I arrived at Dublin Pleasanton only to hear that there was a fire at San Leandro station. Due to this there wasn't any service from Fremont and Dublin. Only Fruitvale had service. I drove to Fruitvale only to be dealing with a mess of riders facing the same issue. At one point they made about 1000 riders go to the other platform which required going downstairs and crossover back upstairs. After everyone made their way to the other side, a BART employee came up and said they changed the platform! So here we go back to the other platform again! lol I just need to get back to work. They said buses were provided but it takes too long and they can only hold so many passengers. Oh well shit happens!

BARTsurfer's picture

yeah, I had to deal with

yeah, I had to deal with that a little this morning. I guess there was an electrical fire at San Leandro. It occurred to me during that mess that it's so noisy on BART I can't hear what the operator is saying to stay abreast of the situation. Also, though I wasn't too affected, it comes to my attention that if it were a bigger issue, then BART REALLY would be a mess.

I don't know about anyone else, but when all the transit systems were supposed to be on alert due to high "chatter" in intelligence networks, I noticed security presence was actually less! Wha....?

Happy Riding!

Train Operator since 2003's picture

It's not that the employees

It's not that the employees didn't know how to handle the situation it was that Central control kept changing things up and made many of us look incompetent. Remember Central is trying to juggle 40+ trains at one time, find out what was going on at San leandro, and figure out how and what and when it can be fixed plus they have to deal with homeland security the P.U.C. the fire department the press and the rest of the system and it's ripple effect.

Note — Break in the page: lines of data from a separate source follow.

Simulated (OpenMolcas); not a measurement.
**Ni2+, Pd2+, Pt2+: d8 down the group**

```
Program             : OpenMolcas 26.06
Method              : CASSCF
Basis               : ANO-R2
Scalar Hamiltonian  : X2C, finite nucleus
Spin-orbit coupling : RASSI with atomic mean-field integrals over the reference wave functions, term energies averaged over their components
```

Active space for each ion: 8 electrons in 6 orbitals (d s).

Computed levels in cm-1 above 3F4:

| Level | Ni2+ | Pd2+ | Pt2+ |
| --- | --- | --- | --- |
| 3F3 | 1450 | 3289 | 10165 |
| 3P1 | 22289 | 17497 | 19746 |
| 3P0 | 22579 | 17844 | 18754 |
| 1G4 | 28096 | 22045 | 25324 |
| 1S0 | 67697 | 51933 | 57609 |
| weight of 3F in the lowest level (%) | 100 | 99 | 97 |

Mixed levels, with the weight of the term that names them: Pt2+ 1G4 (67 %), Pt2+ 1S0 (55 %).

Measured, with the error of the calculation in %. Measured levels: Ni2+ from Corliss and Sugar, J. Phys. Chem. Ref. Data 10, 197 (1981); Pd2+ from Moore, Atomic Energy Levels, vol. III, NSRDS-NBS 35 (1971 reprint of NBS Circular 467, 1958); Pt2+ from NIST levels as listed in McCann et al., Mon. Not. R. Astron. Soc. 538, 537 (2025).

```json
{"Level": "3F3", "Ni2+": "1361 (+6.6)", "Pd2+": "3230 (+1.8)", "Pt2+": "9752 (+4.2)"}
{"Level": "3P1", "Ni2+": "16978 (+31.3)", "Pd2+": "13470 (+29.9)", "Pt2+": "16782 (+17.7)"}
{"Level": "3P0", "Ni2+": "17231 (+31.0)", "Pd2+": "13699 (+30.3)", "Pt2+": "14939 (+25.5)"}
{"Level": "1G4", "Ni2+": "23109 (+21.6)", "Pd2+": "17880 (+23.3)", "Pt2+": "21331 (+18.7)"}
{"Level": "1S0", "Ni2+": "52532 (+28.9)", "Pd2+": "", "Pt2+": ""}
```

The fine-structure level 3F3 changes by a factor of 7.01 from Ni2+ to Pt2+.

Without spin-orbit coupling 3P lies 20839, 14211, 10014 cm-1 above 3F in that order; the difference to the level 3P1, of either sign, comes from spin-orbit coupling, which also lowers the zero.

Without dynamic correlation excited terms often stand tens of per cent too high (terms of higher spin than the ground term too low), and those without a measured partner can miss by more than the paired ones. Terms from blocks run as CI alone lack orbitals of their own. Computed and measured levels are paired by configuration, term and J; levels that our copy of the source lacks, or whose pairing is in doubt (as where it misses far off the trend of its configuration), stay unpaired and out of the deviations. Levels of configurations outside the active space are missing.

Example: The small trains you were complaining about (I had to operate one of them) were supposed to be built on to the trains coming from San Fran. Oh but wait! those trains were stuck on the North side of San Leandro and couldn't come down to Fremont to be built up into long trains. The train yard could only send what they had with the amount of operators they had (very few) remaining in the south end of the fremont line. Sorry, we did our best with what we had to help everyone as fast as we could.

The real cause from what I can guess was that a third rail insulator failed. This is rare but not unheard of as I suspect many of them are the originals from the time the station was built. In this case the insulator failed while a train was next to it and it arc'd so hot that the third rail got soft and bowed a bit while various computer antennae and fiberglass coverboards melted/burned.